A new rewilding centre in northern Portugal’s Greater Côa Valley will build engagement with local residents and showcase ongoing rewilding efforts.
The support, trust and passion of local communities will always be vital to the success of rewilding outcomes, regardless of scale and location. Gaining that support means ensuring people can earn a fair living from the wild, as well as building lasting relationships through effective communication and events.
With this in mind, the opening of a new rewilding centre in northern Portugal’s Greater Côa Valley will help the local rewilding team take community engagement to the next level, giving both residents of the area and visitors an insight into local rewilding efforts and their increasingly positive impact. The centre is located in the village of Vale de Madeira, close to a property purchased by Rewilding Portugal earlier this year. Rewilding will kick off here soon with the release of a herd of Sorraia horses.
A multi-functional space
The building housing the new rewilding centre, which is located at 9, Rua do Forno, has been provided by Fernando Mayor Espinha, a native of Vale de Madeira. The centre, which extends across three floors, will act as a multi-functional space – in addition to areas for exhibitions, photo displays, meetings and information about local rewilding efforts, there are also rooms for sleeping and dining, an indoor garden of native Portuguese plants, and a courtyard with a barbecue.
“The opening of the centre is really exciting,” says Pedro Prata, Rewilding Portugal team leader. “As well as acting as a communal focal point for rewilding, it will attract and inspire nature lovers, tourists and other people interested in learning about rewilding and nature recovery in the Greater Côa Valley. Rewilding Portugal warmly invites everyone to come here and see how rewilding is making the Greater Côa Valley a wilder, more natural place.”
The opening of the rewilding centre was celebrated with a special inaugural event on October 30, which was attended by around a hundred people from the area. The event kicked off with a discussion about rewilding efforts in the Greater Côa Valley, which helped to build understanding and trust. A plaque was then unveiled to commemorate the official opening of the centre, with members of Fernando Mayor Espinha’s family present, as well as representatives of the Rewilding Portugal team. Pereira da Graça, a judge from Pinhel (a city close to Vale de Madeira), also gave an inspiring speech about the importance of nature conservation.

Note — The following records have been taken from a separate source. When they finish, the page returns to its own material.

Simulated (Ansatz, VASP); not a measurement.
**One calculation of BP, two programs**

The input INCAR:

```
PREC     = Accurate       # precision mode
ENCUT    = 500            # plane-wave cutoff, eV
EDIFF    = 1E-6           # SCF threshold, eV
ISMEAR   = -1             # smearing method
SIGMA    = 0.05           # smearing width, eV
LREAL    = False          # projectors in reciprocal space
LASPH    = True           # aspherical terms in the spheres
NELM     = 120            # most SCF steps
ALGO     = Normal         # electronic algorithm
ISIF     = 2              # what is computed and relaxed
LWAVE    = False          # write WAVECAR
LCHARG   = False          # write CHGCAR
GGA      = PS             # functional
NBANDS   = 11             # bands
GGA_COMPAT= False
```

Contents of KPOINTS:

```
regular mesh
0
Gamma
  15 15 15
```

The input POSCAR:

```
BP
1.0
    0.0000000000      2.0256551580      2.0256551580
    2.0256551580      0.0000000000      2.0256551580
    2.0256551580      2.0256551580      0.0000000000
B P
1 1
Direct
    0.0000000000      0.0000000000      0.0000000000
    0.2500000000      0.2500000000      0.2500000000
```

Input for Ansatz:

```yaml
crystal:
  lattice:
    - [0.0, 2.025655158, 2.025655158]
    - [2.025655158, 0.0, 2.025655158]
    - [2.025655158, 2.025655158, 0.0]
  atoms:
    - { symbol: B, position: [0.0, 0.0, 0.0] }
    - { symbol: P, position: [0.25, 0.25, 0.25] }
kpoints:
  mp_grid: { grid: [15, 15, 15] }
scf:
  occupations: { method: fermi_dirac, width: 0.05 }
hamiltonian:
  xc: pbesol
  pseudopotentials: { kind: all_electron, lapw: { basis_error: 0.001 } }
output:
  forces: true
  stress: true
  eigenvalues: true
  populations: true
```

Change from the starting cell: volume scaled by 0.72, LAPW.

People were then free to explore the centre and familiarise themselves with its various features and facilities. The walls were adorned with many striking photographs depicting the wildlife and landscapes of the area, as well as the work of the Rewilding Portugal team. A temporary photographic exhibition by Blue Nomads, a couple of Portuguese photographers who recently accompanied the Rewilding Portugal team, will also be on display until the end of the year.
As part of their rewilding efforts, the Rewilding Portugal team have been working hard to develop a network of nature-based enterprises in the Greater Côa Valley. The new rewilding centre will support these efforts by allowing local businesses to promote themselves and their products and services. Several members of the so-called Wild Côa Network attended the opening and presented their offerings – this included a display of natural products by Matreira and Flor Alta, two sustainable natural food and cosmetic companies.
The event ended with a lunch on the outdoor patio of the rewilding centre, where guests could taste various seasonal local products. There was also time for a viewing of “Rewilding, a new path for nature in Portugal“, a documentary about rewilding in the Greater Côa Valley produced by Portuguese filmmaker João Cosme, which has been nominated for awards at nine national and international film festivals.
Towards a wilder Greater Côa Valley
Located between the Douro River and the Malcata mountains, the Greater Côa Valley boasts a unique natural, cultural and historical heritage. Complete with stunning wildlife, spectacular landscapes, ancient traditions and prehistoric rock art, the area is gradually establishing itself as a prime destination for nature lovers and outdoor enthusiasts. Supported by a grant from the Endangered Landscapes Programme, rewilding efforts are focused on reinforcing a 120,000-hectare wildlife corridor and improving the connectivity of endangered Iberian wolf packs south of the Douro. Such efforts are supporting wildlife comeback and enhancing the area’s natural appeal.